Le Melle’s business degree was initially a fallback for a performing arts minor, but she quickly learned that “economics is my jam,” she said.
After college, Le Melle started focusing on multidisciplinary organizations and working with some of the best curators in New York during the ’90s. As she gained experience in advocacy for the arts and public funding, the city-led discussions about economic and business development expanded to the arts.
“All of the people doing city planning spoke a specific language, but there weren’t enough people in the field who were truly arts supporters who could speak that same language,” she said. “I went to Columbia and got a degree in public policy to advocate for the arts as an industry that is right for the same development and support that restaurants were getting – we are small businesses in our own right.”

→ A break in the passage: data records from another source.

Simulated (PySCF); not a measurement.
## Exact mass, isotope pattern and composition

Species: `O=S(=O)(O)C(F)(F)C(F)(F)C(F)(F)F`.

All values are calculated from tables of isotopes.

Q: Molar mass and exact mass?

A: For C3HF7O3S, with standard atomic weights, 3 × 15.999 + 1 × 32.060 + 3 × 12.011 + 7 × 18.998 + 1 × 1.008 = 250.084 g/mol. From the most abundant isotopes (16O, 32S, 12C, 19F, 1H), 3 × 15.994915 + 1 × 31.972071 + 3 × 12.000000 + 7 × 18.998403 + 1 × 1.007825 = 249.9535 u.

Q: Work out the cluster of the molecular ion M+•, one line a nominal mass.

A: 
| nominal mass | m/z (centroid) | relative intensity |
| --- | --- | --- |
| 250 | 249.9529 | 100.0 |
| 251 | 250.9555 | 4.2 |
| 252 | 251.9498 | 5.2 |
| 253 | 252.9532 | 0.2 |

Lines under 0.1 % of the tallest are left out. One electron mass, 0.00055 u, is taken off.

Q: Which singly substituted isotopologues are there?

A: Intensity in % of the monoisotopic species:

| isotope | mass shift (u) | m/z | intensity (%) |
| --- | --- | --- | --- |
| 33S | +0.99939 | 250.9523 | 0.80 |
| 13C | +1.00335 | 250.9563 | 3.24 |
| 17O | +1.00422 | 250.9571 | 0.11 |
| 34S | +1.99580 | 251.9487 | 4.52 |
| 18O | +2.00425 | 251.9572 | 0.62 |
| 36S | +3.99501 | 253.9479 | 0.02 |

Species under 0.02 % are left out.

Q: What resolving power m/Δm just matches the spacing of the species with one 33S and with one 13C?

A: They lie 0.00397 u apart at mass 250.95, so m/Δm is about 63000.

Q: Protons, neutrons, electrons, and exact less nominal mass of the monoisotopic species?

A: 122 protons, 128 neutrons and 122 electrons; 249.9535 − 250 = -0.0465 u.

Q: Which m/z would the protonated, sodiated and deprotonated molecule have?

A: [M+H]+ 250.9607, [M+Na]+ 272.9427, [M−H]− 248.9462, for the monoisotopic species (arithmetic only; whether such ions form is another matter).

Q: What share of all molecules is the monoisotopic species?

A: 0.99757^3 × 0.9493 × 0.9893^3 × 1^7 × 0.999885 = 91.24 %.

Following an international director search that took about 10 months, Le Melle was chosen as the new executive director in January. While she has allotted the next year to observe the organization in action, she has implemented regular “What If” lunch meetings – opportunities to dream, brainstorm, discuss new initiatives and assess the current mission of Artpace and its value to San Antonio.
What’s next for Artpace in Le Melle’s eyes is a focus on the organization’s transparency. She believes that too many people have too much misinformation about what Artpace is and what it can do. To be all-inclusive, increased accessibility and honest communication are essential. Le Melle emphasized openness as well as diverse, collaborative offerings of arts experiences as top priorities moving forward.
“It is how every discipline survives – there is a diversity and a continuum that leads to cross pollination,” she said. “In Boston, we held salons, talks and gallery showings that included visual artists, writers, musicians and theatre people of all backgrounds. It created an appreciation between the genres and artists. Those conversations started to mold how they saw their work and began to change how we presented it.”
To its core, Artpace is a visual arts organization, but Le Melle hopes to incorporate other cross-disciplinary projects into the repertoire. She noted that older generations and art purists tend to think that genres are mutually exclusive, but the best artists of today aren’t working in a vacuum.
Taylor Bates, Artpace’s director of programs and exhibitions, said Le Melle brings and exciting fresh perspective to the table.
“She is exactly what Artpace needs right now,” Bates said. “We are in our 21st (year) – a great time to acknowledge our history and evaluate what to do moving forward. We have been doing things a certain way for 20 years, and having a non-San Antonian in the executive director role means that she has no preconceived nostalgic notions about the art community.”